Street fighter 5 has a lot more room for looking at what just happened and adapting to it. Its a shame because this balance of punishing conditioning and adapting Is great… but feels shallow in sf5 because moves lack creative freedom often.

Basically to consistently win… Not only do you have to get good punishes you have to be ready for any changes that might happen.

Which… honestly tekken 7 has that also, at higher levels of play, but lower to mid levels people are getting hit by moves that can lead to combos or grabs taking 2/3rds of their health.

Sf5 is very forgiving overall which means you have to put a bit more work into clean wins even with a decent skill difference.

I see, yet there are a ton of blockstrings and pokes that are safe on block and some even push back a little, and afterwards I have no idea what to do next (I main Cammy). I see very few instances where I can actually punish something (such as Laura’s mp I think? or a Shoryuken or a sweep). Other than that I’m just expecting to eat a CC if I so much press jab.

Street fighter is a poke oriented game. combos don’t matter as much, and are not even practical outside of usf4 so do not bother with those unless you grind the game alot.

SFV for the most part focuses more on frame traps and looking for ways to set up counter-hits/crush counter. Whenever you press something, it’s usually because it’s to catch your opponent pressing something else.

It’s the same game of conditioning, reading and spacing your opponent out in order to land hits and deplete his life bar or have more life when the timer runs out.
In that regard all fighting games are the same.

Tekken has more opportunities to steal turns and escape a pressure situation by using its cancelable seamless movement and sidestepping as well as the crush system, while SF has more ways of controlling space with either long limbs or fireballs and creating up close pressure with less risk involved due to the speed and in general safer nature of its normal moves.

Frame trapping, whiff punishing, poking and mindgames to make those tools more efficient:
It’s all the fucking same these, tools just weigh differently across games.

This is wrong.

Thank you all! I was completely disoriented as to how the game is supposed to be played. Still, I do know combos and punishes are important, but CC combos seem to be the ones who actually turn the tide of the battle.

I know this might be an overtly-repeated question but, are there any tutorials that teach these how these concepts apply to SFV? There’s a ton of info on USF4 and previous games but most of what I’ve found online related to V are either character tutorials or ones for beginners.

This game is sf3 and alpha. none of these games has sf2’s gameplay. everybody’s their sf3/alpha self in this.

Would you care to elaborate on that?

The characters playstyles have been altered to fit the control scheme of alpha and sf3 and not sf2.
Sf2 characters do not play like their former selves, anymore.
Sf3 chars stayed mostly the same.
Alpha chars also retained a good bit of their previous playstyles.

guile leans on sf2 though.

I won’t go into detail for what he means but I can see why he would say that.

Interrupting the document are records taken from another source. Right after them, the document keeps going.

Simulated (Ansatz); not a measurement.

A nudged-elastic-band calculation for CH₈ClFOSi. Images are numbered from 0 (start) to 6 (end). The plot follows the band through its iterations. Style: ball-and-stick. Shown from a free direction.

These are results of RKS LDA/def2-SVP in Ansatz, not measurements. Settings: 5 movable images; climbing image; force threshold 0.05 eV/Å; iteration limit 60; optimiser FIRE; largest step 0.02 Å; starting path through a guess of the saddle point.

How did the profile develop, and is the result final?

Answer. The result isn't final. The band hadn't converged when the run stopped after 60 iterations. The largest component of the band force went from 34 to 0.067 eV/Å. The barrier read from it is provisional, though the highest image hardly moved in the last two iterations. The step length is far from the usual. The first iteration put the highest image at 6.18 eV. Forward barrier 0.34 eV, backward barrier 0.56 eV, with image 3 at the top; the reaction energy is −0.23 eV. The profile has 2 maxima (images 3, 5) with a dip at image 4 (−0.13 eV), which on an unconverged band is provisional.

As far as how sf5 plays it’s basically a combo of these things, some matter more than others for different characters but most characters have some form of this going on:

Offense:

Get close, mixup between frame traps, staggers, throws and shimmys. If you have v trigger use a low poke or something along those lines and cancel it with your v pop. If the move hit use the v trigger freeze window to hitconfirm into a combo. This is the games easiest hitconfirm but it usually only comes up once or twice a round.

Offense getting in:

Use a meter gap closer or jump or dash. Walking in can be done but usually isn’t unlike oldschool streetfighter.

Offense after the hit:

Do bla bla bla dash into perfect meaty/throw mixup. This is confused and muddied by knockdowns having two different timings that you have to be able to react to, or simply guess right. If you guess you only have a 25% chance of actually doing damage because you have to guess which wakeup your opponent will do and then you have to guess which type of attack he will be open to, so only a 25% chance on average unless your opponent is very predictable about his wakeup options.

Defense up close:

Use your metered reversal or throw tech or jab or block.

Defense from far:

Use pre emptive jabs or mediums to hit dashes, you can do this on reaction if you guess and read your opponents movement. Also need to AA the opponent but the game is fast and suffers from laggy inputs and slow anti airs so AAing well isn’t easy.

Rinse and repeat with basically every character while adding in pokes here and there and command grabs here and there if you have them, plus whatever antifireball move you have to get around projectiles.